So Edward tells Jacob he isn't ready to be killed yet-- he wants to talk. Jacob observes Edward's manic behavior:

His black eyes burned in their sockets, out of focus, or seeing things that weren't there. His mouth opened like he was going to scream, but nothing came out.
This was the face a man would have if he were burning at the stake.


We get it. He's burning.

“It's killing her, right?” Jacob asks. He mentions (in narration) that he hasn't wrapped his head around everything yet. He hasn't reached Edward's level of anguish, and part of the reason is that he knows it isn't his fault.

“My fault,” Edward whispered, and his knees gave out.

This interplay between the narration and the dialog keeps getting better and more interesting. I mean that! I'm not being sarcastic for once! I mean, the rest of it sucks-- Edward is dropping to his knees again?-- but the way it's being written is cool. Jacob tells Edward to just “get it out of her,” (note again the casually harsh language abortion proponents use in this book). When Jacob hears that Bella won't let them, he's not very surprised: “Jeez, she was running true to form. Of course, die for the monster spawn. It was so Bella.” Jacob's got more of a read on Bella's persecution complex than I thought; how up to speed is he on his own? Again, Edward reacts to the narration, pointing out how well Jacob knows Bella. He explains that on the plane ride home, Bella wouldn't talk to him. He thought she was angry at him for knocking her up, but when they landed she ran into Rosalie's arms.

“What the fuck?” -Alice Cullen

Jacob advocates they hold Bella down and/or drug her and then terminate the pregnancy. Weirdly, Edward seems to have already considered this. “Her bodyguard complicated things,” he says.

Jacob only speaks out loud every third line or so. The rest of the time, Edward responds to the text. It's very cool. I promise to stop saying that soon.

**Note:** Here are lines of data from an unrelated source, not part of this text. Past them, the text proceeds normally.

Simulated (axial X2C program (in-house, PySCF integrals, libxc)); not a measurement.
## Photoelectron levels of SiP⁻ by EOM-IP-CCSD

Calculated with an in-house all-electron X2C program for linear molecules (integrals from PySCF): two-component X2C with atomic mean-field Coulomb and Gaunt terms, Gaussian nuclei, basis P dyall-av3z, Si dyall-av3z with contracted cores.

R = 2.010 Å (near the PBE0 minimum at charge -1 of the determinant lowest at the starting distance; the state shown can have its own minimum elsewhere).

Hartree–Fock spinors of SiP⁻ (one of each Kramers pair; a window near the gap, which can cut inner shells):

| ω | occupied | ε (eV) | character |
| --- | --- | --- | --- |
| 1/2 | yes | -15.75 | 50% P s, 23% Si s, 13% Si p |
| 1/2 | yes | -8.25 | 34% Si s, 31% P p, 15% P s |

So that's what Blondie was up to. What was in it for her, though? Did the beauty queen [Jacob is THE WORST at nicknames] want Bella to die so bad?
“Maybe,” he said. “Rosalie doesn't look at it quite that way.”
“So take the blonde out first. Your kind can be put back together, right? Turn her into a jigsaw and take care of Bella.”


That would be pretty cool, too. But Edward says Emmett and Esme are backing Rosalie up, which basically neutralizes Carlisle. You guys know what that means: Alice and Jasper are on Team Abortion! Yes! Anyway, Edward gets around to the point: he has a plan to save Bella. The dumbest plan ever. “You can offer her what she wants,” Edward says. Jacob realizes that “what she wants” according to Edward is “viable sperm.”

“If it's a child she wants, she can have it. She can have half a dozen babies. Anything she wants.” He paused for one beat. “She can have puppies, if that's what it takes.”

There was definitely a more delicate way to put that, Edward. When I read that last sentence I can hear the echoes of the groans of everyone who has ever been forced to read it. I mean, I get that S. Meyer is trying to show us that Edward is desperate, but this is pretty extreme. Personally, I'd consider a sperm bank before polyamory/bestiality, you know?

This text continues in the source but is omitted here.